The Vertcoin (VTC) network was successfully 51% attacked, and a large reorg happened that cost them more than $100,000. We have already seen weaker blockchain platforms like Bitcoin Gold (BTG), Verge (XVG), and ZenCash being hit with 51% attacks in the recent months.
Vertcoin (VTC) 51% Attacked
And now, we have the Vertcoin going through the same fate again. Moreover, an interesting part is that San Francisco-based crypto exchange, Coinbase has given an official statement on this attack, claiming that the Bitcoin-like networks (or forks of BTC) are weaker and less secure.
This may be why Coinbase did not list Vertcoin, whereas, competing exchanges including Binance and Bittrex have listed it.
Vertcoin 51% Attacked
A 51% attack was performed on the Vertcoin blockchain on 2nd of December, and double spending happened, costing the network to lose more than $100,000.
It was reported that a large amount of ASIC hash was rented to orchestrate this attack. Successive reorg on the blockchain was performed. Vertcoin went through repeated reorg going as deep as 307 blocks.

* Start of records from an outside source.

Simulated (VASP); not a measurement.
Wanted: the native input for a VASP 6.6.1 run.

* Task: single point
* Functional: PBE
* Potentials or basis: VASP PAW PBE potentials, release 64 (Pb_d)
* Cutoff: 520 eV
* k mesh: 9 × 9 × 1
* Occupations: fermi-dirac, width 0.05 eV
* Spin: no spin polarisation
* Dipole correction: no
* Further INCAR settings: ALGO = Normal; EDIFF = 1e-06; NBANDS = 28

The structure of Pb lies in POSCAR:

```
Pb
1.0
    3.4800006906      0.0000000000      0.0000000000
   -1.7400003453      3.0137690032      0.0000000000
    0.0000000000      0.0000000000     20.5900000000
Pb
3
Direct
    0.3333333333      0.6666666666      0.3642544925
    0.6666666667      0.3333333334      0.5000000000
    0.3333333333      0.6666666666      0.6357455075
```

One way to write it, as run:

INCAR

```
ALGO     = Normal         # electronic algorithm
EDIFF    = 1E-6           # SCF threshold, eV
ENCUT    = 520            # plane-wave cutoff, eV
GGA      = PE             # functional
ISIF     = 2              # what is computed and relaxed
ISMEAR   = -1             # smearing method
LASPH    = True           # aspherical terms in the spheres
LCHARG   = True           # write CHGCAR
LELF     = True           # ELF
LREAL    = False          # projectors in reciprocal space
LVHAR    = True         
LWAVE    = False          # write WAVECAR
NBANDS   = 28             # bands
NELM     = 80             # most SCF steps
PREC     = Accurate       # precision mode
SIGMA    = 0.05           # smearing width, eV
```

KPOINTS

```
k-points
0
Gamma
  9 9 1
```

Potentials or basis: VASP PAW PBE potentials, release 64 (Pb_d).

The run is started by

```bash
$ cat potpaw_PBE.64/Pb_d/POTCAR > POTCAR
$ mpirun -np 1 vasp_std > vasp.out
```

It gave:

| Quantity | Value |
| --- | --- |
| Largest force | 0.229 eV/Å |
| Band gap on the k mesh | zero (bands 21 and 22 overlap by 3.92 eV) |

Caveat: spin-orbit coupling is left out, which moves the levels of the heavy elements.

Vertcoin Against ASICs Proving to Be Insecure
The Vertcoin algorithm is designed to be ASIC-resistant – in order to make the mining more decentralized. So anyone with a graphics card can easily mine Vertcoin. The drawback of this, however, is that such a network can be attacked by anyone having a standard graphicss card, unlike other ASIC coins such as bitcoin (BTC) – which require ASIC mining equipment to perform 51% attacks successfully (even though it may be practically impossible to do so on the BTC blockchain).
Coinbase Making Use of this Opportunity
Coinbase came out with a detailed article about this attack in an official blog post, criticizing the Bitcoin-like Networks that are clearly vulnerable to attacks.
Coinbase was targeting its competitors who have listed Vertcoin. The US-exchange may have taken advantage of the situation to inform people about other exchanges that have listed insecure coins.
Advice to Investors
Experts have always advised investors to be cautious and keep away from low cap coins, as they are vulnerable to 51% attacks. But investors go after those coins for making quick money. These coins, if invested in without prior research, can lead to a loss of funds.
Therefore, it is better to invest in a more secure and reliable blockchain network like Bitcoin (BTC) – which is the most secure network in the entire blockchain ecosystem. Millions of dollars and electricity are required to attack the Bitcoin network, and it is also logistically highly infeasible.